Frank Lloyd Wright design (Gary, Indiana)

USA / Indiana / Gary / Gary, Indiana / Van Buren Street, 669
 residence, Frank Lloyd Wright (architect)

www.chameyer.net/669vanburen.html
On the northeast corner of Seventh Avenue and Van Buren Street sits a long overlooked Frank LLoyd Wright design. 669 Van Buren, as viewed by its initial appearance on a 1911 Sanborn Fire Insurance Map, is identified as being constructed between 1909 and 1910. This Wright design was sold to Mr. Ingwald Moe and built by his contracting company, General Construction Company.

Before relocating to Gary, Ingwald Moe ran his construction firm out of a downtown Chicago Loop location. Moe likely moved his business to Gary, "America's New Industrial City," to compete for a share of growing construction jobs. Moreover, Moe selected a Wright design for his private residence to illustrate an alternative from prevailing architectural styles as well as to reflect his social status as a successful contractor in both Gary and Chicago. With the construction of 669 Van Buren, Moe initiated what would become almost a decade long professional association with Wright. Seven years later, in 1916, Moe became the unique local representative for the American System-Built scheme of housing, a Wright and Richards Company venture.

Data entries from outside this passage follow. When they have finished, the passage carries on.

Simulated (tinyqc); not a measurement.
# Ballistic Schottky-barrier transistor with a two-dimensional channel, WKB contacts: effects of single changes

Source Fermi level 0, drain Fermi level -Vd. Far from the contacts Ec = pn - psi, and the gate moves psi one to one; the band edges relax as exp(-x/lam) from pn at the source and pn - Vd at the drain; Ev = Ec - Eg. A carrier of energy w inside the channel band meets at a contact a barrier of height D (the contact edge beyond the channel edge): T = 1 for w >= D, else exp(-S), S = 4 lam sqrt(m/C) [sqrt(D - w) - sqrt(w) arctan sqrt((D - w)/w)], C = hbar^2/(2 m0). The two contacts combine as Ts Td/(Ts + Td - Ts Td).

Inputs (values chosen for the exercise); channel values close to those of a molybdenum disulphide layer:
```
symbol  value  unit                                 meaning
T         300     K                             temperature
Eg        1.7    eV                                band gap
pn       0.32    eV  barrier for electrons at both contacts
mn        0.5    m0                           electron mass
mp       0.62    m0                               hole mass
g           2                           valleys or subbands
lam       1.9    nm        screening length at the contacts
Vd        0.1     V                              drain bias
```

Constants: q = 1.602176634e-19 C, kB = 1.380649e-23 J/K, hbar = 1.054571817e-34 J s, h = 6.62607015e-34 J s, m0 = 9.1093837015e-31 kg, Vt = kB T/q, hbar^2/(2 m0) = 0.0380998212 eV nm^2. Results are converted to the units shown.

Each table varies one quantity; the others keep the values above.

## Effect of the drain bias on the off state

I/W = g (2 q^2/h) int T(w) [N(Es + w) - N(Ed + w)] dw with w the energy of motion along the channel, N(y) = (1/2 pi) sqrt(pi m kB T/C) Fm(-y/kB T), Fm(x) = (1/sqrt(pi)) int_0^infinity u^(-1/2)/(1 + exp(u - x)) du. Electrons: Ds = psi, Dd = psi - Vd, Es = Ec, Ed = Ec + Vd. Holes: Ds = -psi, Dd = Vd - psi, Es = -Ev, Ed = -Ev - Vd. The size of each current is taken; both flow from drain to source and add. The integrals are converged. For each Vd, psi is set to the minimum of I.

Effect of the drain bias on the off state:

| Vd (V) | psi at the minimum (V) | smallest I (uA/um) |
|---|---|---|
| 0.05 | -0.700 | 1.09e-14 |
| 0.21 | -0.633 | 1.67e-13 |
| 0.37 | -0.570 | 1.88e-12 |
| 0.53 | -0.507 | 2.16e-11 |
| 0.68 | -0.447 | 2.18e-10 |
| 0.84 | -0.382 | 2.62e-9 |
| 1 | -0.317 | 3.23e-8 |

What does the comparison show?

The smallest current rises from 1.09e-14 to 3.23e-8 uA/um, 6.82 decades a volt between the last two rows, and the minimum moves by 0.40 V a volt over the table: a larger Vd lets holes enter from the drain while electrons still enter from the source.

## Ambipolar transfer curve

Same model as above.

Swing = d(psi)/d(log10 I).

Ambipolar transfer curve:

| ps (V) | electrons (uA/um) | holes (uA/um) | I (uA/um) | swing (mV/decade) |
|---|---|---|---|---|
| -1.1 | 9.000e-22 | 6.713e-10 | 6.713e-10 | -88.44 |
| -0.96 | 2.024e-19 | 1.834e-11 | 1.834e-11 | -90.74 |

669 Van Buren is a precise realization of what Frank LLoyd Wright originally designed for the 1905 Charles Brown residence, located in Evanston, Illinois. The Moe and Brown houses are identical, both having matching scale, massing, and floor layouts. The Moe House differs in that its first floor possesses an exterior stucco application in comparison to the Brown House having wooden board and batten clapboard. The Brown House is noted in Henry-Russell Hitchcock 's In the Nature of Materials as being the "Evanston Model Home." From Hitchcock's citation, one can conclude that this design was the prototype of a projected Prairie style tract development or subdivision. Both the Brown and Moe residences are not the first embodiments of this Wright archetype. A forerunner to both of these designs can be seen in a Wright study for a residential development for E.C. Waller, see plate XLVIII (a) of Ausgeführte Bauten und Entwürfe von Frank Lloyd Wright. The first design on this plate is the initial appearance of this archetype in Wright's oeuvre. This design is characterized as being a two-story single family residence possessing a hipped roof with projecting eaves, front veranda, second story balconettes, double hung windows, and a subtle cruciform layout. For the Brown and Moe houses, Wright shortened the front veranda, making its roof cantilevered, and rotated the main roof 90 degrees. Wright even continued to evolve this design archetype in his designs for the Ingalls and Ziegler residences.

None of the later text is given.